You’re running into two separate things that sound similar but are not the same:

A texture/image is only “paint” for rendering. It will not make bumps in an STL print. For a normal one-color 3D print, the printer only sees geometry. So applying a Uranus image to a sphere is useful as a visual guide, but it will not create raised or recessed cloud bands on the printed model.

For your school-project goal, I’d do this in ViaCAD as a simple embossed/engraved banded planet, not as a literal bitmap displacement sphere. Uranus is also a good candidate for this because its visible appearance is fairly bland/subtle compared with Jupiter or Saturn.

NASA/Hubble background on Uranus’ subtle visible appearance

Workflow A — reliable ViaCAD-only method: make printable raised/engraved bands

1. Create the sphere

1. Switch the main palette to 3D.
2. Use Solid Primitives → Sphere.
3. The sphere can be made with:
- Sphere 1 Pt
- Sphere 2 Pt
- Sphere Diagonals

For the easiest method:

1. Choose Sphere 1 Pt.
2. Click the center point.
3. Set the diameter/radius in the data entry fields.

Keep the diameter reasonable for printing, for example 60–100 mm.

2. Use the planet image only as a guide

You can apply the image as a render material just to see where the bands are, but don’t expect it to print as shape.

For custom image textures, use BMP or JPEG. Then open Window → Render Library, choose Materials, and drag the material onto the sphere.

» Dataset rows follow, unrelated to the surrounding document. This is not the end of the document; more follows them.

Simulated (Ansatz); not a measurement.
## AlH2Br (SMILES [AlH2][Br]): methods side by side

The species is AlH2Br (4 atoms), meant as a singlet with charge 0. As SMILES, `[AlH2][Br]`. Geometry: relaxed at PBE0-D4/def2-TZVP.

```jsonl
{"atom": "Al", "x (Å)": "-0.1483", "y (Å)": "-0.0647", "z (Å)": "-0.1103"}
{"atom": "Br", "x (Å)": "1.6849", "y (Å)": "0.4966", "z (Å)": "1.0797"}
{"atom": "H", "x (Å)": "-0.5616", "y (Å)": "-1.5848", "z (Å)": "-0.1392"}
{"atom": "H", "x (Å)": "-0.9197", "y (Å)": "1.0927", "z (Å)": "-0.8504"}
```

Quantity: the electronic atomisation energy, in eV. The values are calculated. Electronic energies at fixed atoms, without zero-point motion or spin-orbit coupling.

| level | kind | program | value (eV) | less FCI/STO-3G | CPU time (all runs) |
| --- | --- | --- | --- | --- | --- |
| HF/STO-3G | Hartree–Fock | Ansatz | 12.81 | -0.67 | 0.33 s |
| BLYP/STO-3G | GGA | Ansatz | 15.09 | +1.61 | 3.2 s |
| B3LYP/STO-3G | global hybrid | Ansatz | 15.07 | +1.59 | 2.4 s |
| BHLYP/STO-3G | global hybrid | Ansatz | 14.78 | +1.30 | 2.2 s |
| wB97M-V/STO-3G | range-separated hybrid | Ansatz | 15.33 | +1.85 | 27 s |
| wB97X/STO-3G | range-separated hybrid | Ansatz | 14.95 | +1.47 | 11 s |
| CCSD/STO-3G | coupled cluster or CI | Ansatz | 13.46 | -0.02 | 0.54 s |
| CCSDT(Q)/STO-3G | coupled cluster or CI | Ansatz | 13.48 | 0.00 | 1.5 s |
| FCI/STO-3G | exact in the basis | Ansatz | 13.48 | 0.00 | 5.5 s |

Forum users have also run into the same kind of “how do I put an image on a face?” problem. One older PunchCAD forum answer suggested putting the image in the PhotoRender/Textures folder, placing a decal/material, then replacing the image in the Inspector. Another user noted that texture mapping can get tricky when scaling/mapping is wrong.

PunchCAD forum discussion about applying an image/material

Use this as a reference only.

3. Draw the actual printable bands as geometry

For Uranus, don’t try to model every pixel. Make several broad, shallow latitude bands:

1. In a plane in front of the sphere, draw long closed stripe shapes using splines or curves. Think of them as flat “stickers” that will become shallow raised or recessed bands.
2. Make each stripe a closed curve/profile.
3. Use the Cover Surface tool to turn the closed curve boundary into a surface if needed.
4. Use the Wrap tool on the sphere:
- use Emboss for raised bands,
- use Engrave for recessed bands,
- use a small offset, for example 0.3–0.6 mm for an FDM print.

The important tool family is:

Wrap: Imprint / Emboss / Engrave

In “explain like I’m 5” terms: don’t put a picture on the ball and hope the printer feels it. Make shallow cookie-cutter stripes, then wrap those stripes onto the ball.

4. Keep the relief shallow

For a planet, especially Uranus, too much relief will look like mountains. Start shallow:

- raised bands: about 0.3 mm on a small print
- engraved bands: about 0.3–0.5 mm
- very small prints may need more because the slicer/nozzle may ignore tiny details

Make one test band first, slice it, and check whether it shows up.

5. Run the 3D print checks

Before exporting, use the 3D print tools:

1. Run 3D Print Check.
2. Check for:
- too many facets
- size issues
- closed/watertight volume
- duplicated/collapsed facets
- normals
- manifold errors
3. Run Surface Normals Check.
4. Use Preview Slices to inspect whether the part has closed, non-overlapping sections.
5. Export to STL for ordinary single-color printing.

Workflow B — exact image-driven relief

ViaCAD/PowerPack has mesh tools, including HeightMap to Mesh. But that is a heightmap-to-mesh workflow, not a documented “wrap this bitmap around a sphere and turn brightness into radial displacement” workflow.

A PunchCAD forum thread about HeightMap to 3D Mesh is worth noting: one user thought ViaCAD had hung, then reported that it finally converted after waiting longer; they also realized the image had a lot of subtle noise, which created a messy mesh. That matters for planet images because cloud textures are full of gradients/noise.

PunchCAD forum discussion about HeightMap to 3D Mesh

For an exact full-sphere image displacement, the cleaner path is:

1. Use an external mesh tool to create a UV sphere and displace it from a grayscale equirectangular map.
2. Export STL/OBJ.
3. Import it into ViaCAD.
4. Use PowerPack mesh tools and 3D print checks to repair and validate it.

PowerPack mesh repair tools include things like mesh analysis, auto repair, free-edge checks, non-manifold edge checks, collapsed-facet removal, normal fixing/rebuilding, and triangle reduction.

The practical recommendation

For a fifth-grade Uranus model, the best ViaCAD-only route is:

Sphere → draw 6–12 broad wavy bands → Cover Surface → Wrap/Emboss or Wrap/Engrave → 3D Print Check → STL

That will give the print a real, paintable shape without spending hours fighting spherical UV mapping. Texture mapping can be used as a visual guide, but the printed bumps need to be modeled as geometry.